Ruined City… in TWO DAYS?

Yesterday a friend and I kicked off a new Kill Team campaign pitting my Adeptus Ministorum and Ordo Hereticus against a Chaos Cult of Nurgle and their Death Guard masters.  Act 1 is set among the ruins of an Imperial city destroyed in a previous sector wide Imperial Crusade.  Over the previous weekend I realised I had no suitable terrain for this game and so I needed a super quick way to build a load of ruins and rubble.

Casting walls from plaster (of paris) was my solution.  Not only is this very quick but also incredibly cheap and plaster looks very much like concrete once coloured and weathered.  I built simple moulds from lego bricks glued down to a plasticard base plate – nothing special, just basic rectangular forms with windows and a doorway.  Then I mixed up plaster with some black acrylic paint added (for colour) and PVA, poured it in and gave it a few firm taps to level and remove air bubbles.

On some, I laid lengths of wire and poured a second layer of plaster – my intention being that once the walls were broken up, it would reveal the (now rusted) wire looking convincingly like exposed rebar (it works well, as I later found out).  Anyway, once these pieces were dry-ish (about 1 hour) I demoulded them and invariably because plaster of paris isn’t that strong the pieces tend to break up, which is fine since we’re making a ruined city not an intact one.  The pieces were then left to dry out properly on a radiator.  I guess if you want more robust bits of wall, you use dental plaster instead.

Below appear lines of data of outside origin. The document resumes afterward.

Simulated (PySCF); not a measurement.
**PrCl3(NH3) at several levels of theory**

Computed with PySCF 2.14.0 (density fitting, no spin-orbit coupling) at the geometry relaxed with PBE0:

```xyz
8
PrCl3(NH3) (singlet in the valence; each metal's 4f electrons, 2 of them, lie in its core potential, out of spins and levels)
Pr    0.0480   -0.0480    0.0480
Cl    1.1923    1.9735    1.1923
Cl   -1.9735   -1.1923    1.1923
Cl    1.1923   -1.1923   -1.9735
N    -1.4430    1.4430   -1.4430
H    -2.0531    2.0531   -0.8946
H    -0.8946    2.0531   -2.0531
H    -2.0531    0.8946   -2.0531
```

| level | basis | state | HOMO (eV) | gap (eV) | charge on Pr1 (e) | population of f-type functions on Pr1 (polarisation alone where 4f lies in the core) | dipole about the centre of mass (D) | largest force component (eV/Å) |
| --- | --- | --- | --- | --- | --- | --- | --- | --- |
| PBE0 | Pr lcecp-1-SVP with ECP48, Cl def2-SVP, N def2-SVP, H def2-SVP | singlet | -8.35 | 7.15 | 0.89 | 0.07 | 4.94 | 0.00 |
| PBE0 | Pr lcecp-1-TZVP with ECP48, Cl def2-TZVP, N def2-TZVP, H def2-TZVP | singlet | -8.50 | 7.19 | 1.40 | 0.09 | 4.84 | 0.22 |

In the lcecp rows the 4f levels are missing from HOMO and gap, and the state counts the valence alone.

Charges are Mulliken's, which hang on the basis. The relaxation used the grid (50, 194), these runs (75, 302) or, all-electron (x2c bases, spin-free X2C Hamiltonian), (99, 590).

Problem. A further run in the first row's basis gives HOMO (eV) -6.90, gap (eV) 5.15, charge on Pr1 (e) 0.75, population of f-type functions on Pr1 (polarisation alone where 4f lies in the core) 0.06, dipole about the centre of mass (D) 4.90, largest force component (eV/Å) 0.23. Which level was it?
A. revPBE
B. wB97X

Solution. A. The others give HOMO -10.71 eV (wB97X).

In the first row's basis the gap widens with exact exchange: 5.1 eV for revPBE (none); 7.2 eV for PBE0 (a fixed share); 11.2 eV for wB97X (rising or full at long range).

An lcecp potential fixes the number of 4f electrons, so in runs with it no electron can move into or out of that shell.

…and that provided sufficient ruins and rubble that just about passed muster for our first game.

 

 

It’s a bit clean for a war ravaged city, but I’ll sort that out later…

 

The next day, I decided to tackle the ruins and statues that come with GW’s “Sanctum Sanctoris” Kill Team expansion.  In one evening.  There’s definitely a few tricks to churning out finished terrain, not least of which is not being too precious about the final effect – I’m very much of the view that terrain needs to look simple and effective, rather than being painted with the same level of detail as the models, or else the models won’t stand out and you’ll spend years painting the actual terrain.  Here’s the approach I employed:

  1. Paint everything on the sprue.  This means when you desprue and assembled things, there will be slight inconsitencies in paint finish where two parts join, and you’ll have bits of bare plastic where you trim the injection points, but see the above philisophy – it doesn’t need to be perfect and with things on the sprue the following steps are infinitely quicker and easier.
  2. Use spray paints as much as possible. I started with a dark grey, then oversprayed this with bone, then did a final overspray of white. This provides a pre-shaded stone/concrete colour. Everything being on the sprue means it takes about 10 minutes to paint all of the parts in this way.
  3. Don’t paint all (or in my case any) of the details GW moulds on to the buildings nowadays.  It would be enough to send you crazy painting in the light switches, pipes, vents, radiators, other gubbins, and all that metallic trim.  And, the result would be a very busy bit of terrain.
  4. Use the “gloop method“, which is a way of shading and weathering at the same time that I came up with when I needed to paint 20 Imperial Guard tanks in one month in time for a big Apocalypse game. This is basically PVA glue mixed with cheap black and ochre acrylic paints that you slop liberally over every part of the model, then use a damp cloth to dab and wipe it off. This leaves the mix in the recesses for shading, and the dabbing creates subtle dappled textures that age the surface.  Note: black and ochre makes a green-brown that simulates well the mosses and dirt that accumulate on concrete (or should that be plascrete?). I’m not very scientific with mixing the gloop but if I had to guess it’s about 3 parts glue, 2 parts ochre and 1 part black, then as much water as is needed to make it workable, like a thick house paint in consistency.
  5. Now trim from the sprue and assemble everything with super glue.  DONE!

 

 

When I’d finished with the GW ruins, I watered down the gloop mixture and dunked all my plaster cast walls and rubble in it, also rubbing it off with a cloth to apply highlights and weathering effects.  Finally, I stuck lots of Imperial propaganda posters and street signs I had left over from previous Necromunda terrain projects all over the place.

 

 

The finished terrain makes for a very crowded Kill Team table – there is enough here for a double table really, and it looks the part, which I’m more than happy with for the amount of time it’s taken.  It definitely inspires me to carry on painting my actual Kill Team models as I’m really looking forward to continuing our campaign over this terrain.

 

 

The signs dotted around are mounted on cereal box card and then I simply ran some silver paint around the edge.  When I mounted them to the walls I applied some Modelmates rust effect around the sign and then dabbed water at the bottom so that the rust streaked naturally down the walls.